Cross-sport champions: Hubs 19-24

In my exercise at finding the best city/hub in pro sports, it’s obviously theoretical, because the connected teams aren’t actually working together toward a defined goal. The Mavericks probably root for the Rangers out of local, civic pride, but the Rangers’ success doesn’t do anything for the Mavs or vice-versa.

So my ranking of the hubs this week is entirely for fun. But then what’s wrong with a little fun? (Check out the progress so far with a breakdown of the little game from Sunday, and then the bottom six hubs from Monday.) Today I’m looking at the hubs that were bad but not the worst, a bunch of teams that might have been on the fringe of playoff conversation, maybe they made the first round, in a couple of cases they even won a playoff game or two. But there were no unified contenders across all four sports in a hub in these groupings.

A reminder: The results are the teams’ combined winning percentages, with arbitrary boosts based on playoff success (from 0.01 for just making the playoffs to 0.16 to winning the title). Hockey teams get no boost for overtime games (you win or you lose), football teams get a half-win and a half-loss for ties. There’s no better way to do it that I can think of.

24. Dallas Buyers Club (Dallas combined result: 0.494)

Dallas Cowboys: 8-8
Texas Rangers: 78-84
Dallas Mavericks: 33-49
Dallas Stars: 43-39
Bonus awarded: 0.02 for Stars’ second-round playoff loss

The Cowboys were .500, the Rangers six games under, the Stars four games over. So Dallas was just about as average as it could be … except for the Mavs awful year. The team was doing much better in this season, but since this exercise calls for the most recent completed seasons, I couldn’t count that. The good news for Dallas is the Mavs should be pretty good going forward, the Stars are still good, the Cowboys are improving, and the Rangers … are also there.
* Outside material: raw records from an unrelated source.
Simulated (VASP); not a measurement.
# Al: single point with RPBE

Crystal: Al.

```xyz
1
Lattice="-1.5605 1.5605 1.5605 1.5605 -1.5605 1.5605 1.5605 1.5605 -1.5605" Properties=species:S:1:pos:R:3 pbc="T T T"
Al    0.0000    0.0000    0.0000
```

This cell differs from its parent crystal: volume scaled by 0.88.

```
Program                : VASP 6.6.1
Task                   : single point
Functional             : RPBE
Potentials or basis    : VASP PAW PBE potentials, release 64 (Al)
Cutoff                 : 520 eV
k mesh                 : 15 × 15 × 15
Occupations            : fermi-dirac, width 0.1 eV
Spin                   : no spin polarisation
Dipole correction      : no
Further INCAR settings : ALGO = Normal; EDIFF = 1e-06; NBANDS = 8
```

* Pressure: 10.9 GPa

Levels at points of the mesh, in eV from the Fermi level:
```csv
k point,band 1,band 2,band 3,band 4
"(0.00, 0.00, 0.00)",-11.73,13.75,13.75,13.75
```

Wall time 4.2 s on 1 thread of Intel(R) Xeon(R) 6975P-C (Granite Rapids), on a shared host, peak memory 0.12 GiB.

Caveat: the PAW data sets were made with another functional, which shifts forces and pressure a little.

23. Major League (Cleveland combined result: 0.502)

Cleveland Browns: 6-10
Cleveland Indians: 93-69
Cleveland Cavaliers: 19-63
Columbus Blue Jackets: 47-35
Bonus awarded: 0.02 for Blue Jackets’ second-round playoff loss

The Browns were hugely disappointing. The Indians, despite 93 wins, were disappointing as well (seriously guys, just try to put together some outfield and you sail into the playoffs). The Blue Jackets were fine. Really, though, it’s just the Cavs pulling this hub way, way, way down, and while the Cavs were better in this season before it got held up (already to 19 wins in 17 fewer games!), they were still the second-worst team in the NBA when everything shut down.

22. Hoosiers (Indianapolis combined result: 0.504)

Indianapolis Colts: 7-9
San Diego Padres: 70-92
Indiana Pacers: 48-34
Montreal Canadiens: 44-38
Bonus awarded: 0.01 for Pacers’ playoff appearance

The respective leagues got to 16 and 162 games for their schedules independently, as far as I know, but I do enjoy the poetry of each NFL game being worth essentially 10 MLB games, so “7-9” and “70-92” run so parallel, and I’ll miss that when the NFL goes to 17 and MLB eventually cuts back down to 144 or so. Anyway, the Indianapolis hub is utterly unremarkable in every way, which makes it so very Indianapolis that I feel like the writers room needs to take this back for a rewrite. Too on the nose.

21. 25th Hour (New York 1 combined result: 0.505)

New York Jets: 7-9
New York Yankees: 103-59
New York Knicks: 17-65
New York Rangers: 32-50
Bonus awarded: 0.04 for Yankees’ third-round playoff loss

Good lord, imagine this group without the Yankees. You remember how LeBron dragged several awful Cavs teams into the playoffs and to the finals all on his own some years? That’s the Yankees holding their teammates up. Without them, New York 1 would have a .311 combined score and be comically last.

20. Fences (Pittsburgh combined result: 0.514)

Pittsburgh Steelers: 8-8
Pittsburgh Pirates: 69-93
San Antonio Spurs: 48-34
Pittsburgh Penguins: 44-38
Bonus awarded: 0.01 for Spurs’ playoff appearance; 0.01 for Penguins’ playoff appearance

The Spurs were doing far worse in the current season before things all shut down, but then the Steelers should be a good bit better with Ben Roethlisberger back, so that should balance out. The Penguins being better and the Pirates being worse could balance out fairly well also, so the Pittsburgh contingent could fare about as well in the next season as it did in this most recent one.

T18. Country Strong (Nashville combined result: 0.522)

Tennessee Titans: 9-7
Chicago White Sox: 72-89
Memphis Grizzlies: 33-49
Nashville Predators: 47-35
Bonus awarded: 0.04 for Titans’ third-round playoff loss; 0.01 for Predators’ playoff appearance

The Titans didn’t make a grand contribution in the regular season, but their playoff run really salvaged thing for an otherwise-unremarkable hub. The White Sox could be much improved going forward, and the Grizzlies are improving as well, but there isn’t a real title contender in this grouping.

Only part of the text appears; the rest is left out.